Between January 2024 and October 2025, the DWI received 15 reports from water suppliers under the Network and Information Systems (NIS) Regulations, part of the legal framework overseeing water security in the UK. Five of these reports concerned cybersecurity incidents related to systems outside the strict NIS scope, while the remaining cases were operational issues not linked to cyberattacks. Due to the current NIS rules, only cyber incidents causing direct disruption to essential services must be reported. This means that if suppliers were hacked in ways like the Volt Typhoon pre-positioning campaign, they wouldn't be legally required to disclose it. The DWI clarified that the five cybersecurity reports were voluntarily shared because they posed potential risks to water supply resilience.
Officials in the UK expect to amend these reporting requirements through the upcoming Cyber Security and Resilience Bill, which aims to strengthen cyber defenses and improve transparency. A government spokesperson emphasized that the bill, set to be introduced to Parliament later this year, is designed to protect vital public services from increasingly sophisticated and relentless cyber threats.
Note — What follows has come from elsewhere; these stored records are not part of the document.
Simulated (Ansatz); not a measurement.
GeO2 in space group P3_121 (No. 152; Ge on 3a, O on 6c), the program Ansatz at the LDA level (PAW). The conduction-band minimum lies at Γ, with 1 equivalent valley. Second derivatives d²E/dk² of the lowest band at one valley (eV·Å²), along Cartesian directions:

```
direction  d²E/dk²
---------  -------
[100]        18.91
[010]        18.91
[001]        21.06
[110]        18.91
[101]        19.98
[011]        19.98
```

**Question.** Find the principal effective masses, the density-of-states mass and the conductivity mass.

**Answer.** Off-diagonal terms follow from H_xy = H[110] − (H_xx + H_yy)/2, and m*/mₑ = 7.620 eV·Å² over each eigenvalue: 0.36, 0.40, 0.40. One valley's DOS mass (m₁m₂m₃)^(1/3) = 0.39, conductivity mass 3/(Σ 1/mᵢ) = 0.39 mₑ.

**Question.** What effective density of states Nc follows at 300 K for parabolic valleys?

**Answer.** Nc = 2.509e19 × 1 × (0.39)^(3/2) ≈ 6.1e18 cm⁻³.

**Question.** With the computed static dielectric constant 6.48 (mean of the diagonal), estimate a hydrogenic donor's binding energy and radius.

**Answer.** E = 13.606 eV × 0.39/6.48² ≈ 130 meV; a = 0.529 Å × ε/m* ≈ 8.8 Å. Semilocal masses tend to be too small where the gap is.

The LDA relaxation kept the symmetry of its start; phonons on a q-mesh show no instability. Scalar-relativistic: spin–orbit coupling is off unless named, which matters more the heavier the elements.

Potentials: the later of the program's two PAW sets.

Cybersecurity experts see the voluntary reporting as a positive sign. Don Smith, vice president of threat research at Sophos, pointed out that critical infrastructure providers face daily attacks from criminal groups, so incidents are inevitable despite compliance efforts. Sharing reports beyond what regulations require helps all operators better understand both common and advanced cyber threats, fostering a culture of information exchange that broadens overall awareness.
Though ransomware attacks against IT systems of water companies have occurred, such as at South Staffs Water in the UK and Aigües de Mataró in Spain, disruptions to actual water supply remain rare. One notable exception happened in December 2023 when a pro-Iranian hacking group caused several days without water in a remote part of Ireland by targeting operational technology (OT) equipment. The US government had issued warnings about vulnerabilities in Unitronics programmable logic controllers (PLCs), widely used in water sector infrastructure, which are a key concern for defenders of critical infrastructure.
Efforts to boost water system security in the US have faced setbacks, notably when water industry groups worked with Republican lawmakers to block federal initiatives despite rising ransomware and state-sponsored attacks. Meanwhile, Canadian authorities recently reported hacktivists manipulating water pressure at a local utility amid a series of industrial control system intrusions.
In the UK, the National Cyber Security Centre advises water providers to keep their IT and OT systems properly segmented to limit the impact of cyber intrusions. The agency also published a Cyber Assessments Framework in August to help organizations enhance resilience. Smith advises prioritizing defenses against everyday, commodity cyber threats rather than focusing excessively on rare, exotic attacks. He warns that the bigger risk might come from ransomware knocking out critical infrastructure simply because basics weren’t properly secured, rather than from highly sophisticated adversaries.